Michael F. Finneran, is Principal at dBrn Associates, Inc., a full-service advisory firm specializing in wireless and mobility. With over 40-years experience in networking, Mr. Finneran has become a recognized expert in the field and has assisted clients in a wide range of project assignments spanning service selection, product research, policy development, purchase analysis, and security/technology assessment. The practice addresses both an industry analyst role with vendors as well as serving as a consultant to end users, a combination that provides an in-depth perspective on the industry.

His expertise spans the full range of wireless technologies including Wi-Fi, 3G/4G/5G Cellular and IoT network services as well as fixed wireless, satellite, RFID and Land Mobile Radio (LMR)/first responder communications. Along with a deep understanding of the technical challenges, he also assists clients with the business aspects of mobility including mobile security, policy and vendor comparisons. Michael has provided assistance to carriers, equipment manufacturers, investment firms, and end users in a variety of industry and government verticals. He recently led the technical evaluation for one of the largest cellular contracts in the U.S.

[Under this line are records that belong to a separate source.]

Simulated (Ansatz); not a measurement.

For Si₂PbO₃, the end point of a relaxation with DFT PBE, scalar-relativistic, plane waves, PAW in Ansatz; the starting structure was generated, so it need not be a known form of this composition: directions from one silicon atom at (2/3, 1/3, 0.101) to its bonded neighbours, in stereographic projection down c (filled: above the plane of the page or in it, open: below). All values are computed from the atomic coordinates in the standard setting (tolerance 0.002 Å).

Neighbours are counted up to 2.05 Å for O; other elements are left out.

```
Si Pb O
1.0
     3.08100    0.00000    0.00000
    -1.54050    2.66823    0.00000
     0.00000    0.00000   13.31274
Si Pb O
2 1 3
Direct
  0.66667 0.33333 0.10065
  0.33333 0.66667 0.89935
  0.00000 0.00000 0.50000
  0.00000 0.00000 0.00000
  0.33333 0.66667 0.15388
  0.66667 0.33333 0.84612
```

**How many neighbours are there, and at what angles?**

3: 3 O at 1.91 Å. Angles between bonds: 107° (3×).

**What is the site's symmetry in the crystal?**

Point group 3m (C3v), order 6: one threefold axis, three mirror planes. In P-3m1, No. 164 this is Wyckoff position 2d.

As a byproduct of his consulting assignments, Michael has become a fixture within the industry. He has appeared at hundreds of trade shows and industry conferences, and helps plan the Mobility sessions at Enterprise Connect. Since his first piece in 1980, he has published over 1,000 articles in NoJitter, BCStrategies, InformationWeek, Computerworld, Channel Partners and Business Communications Review, the print predecessor to No Jitter.

Mr. Finneran has conducted over 2,000 seminars on networking topics in the U.S. and around the world, and was an Adjunct Professor in the Graduate Telecommunications Program at Pace University. Along with his technical credentials, Michael holds a Masters Degree in Management from the J. L. Kellogg Graduate School of Management at Northwestern University.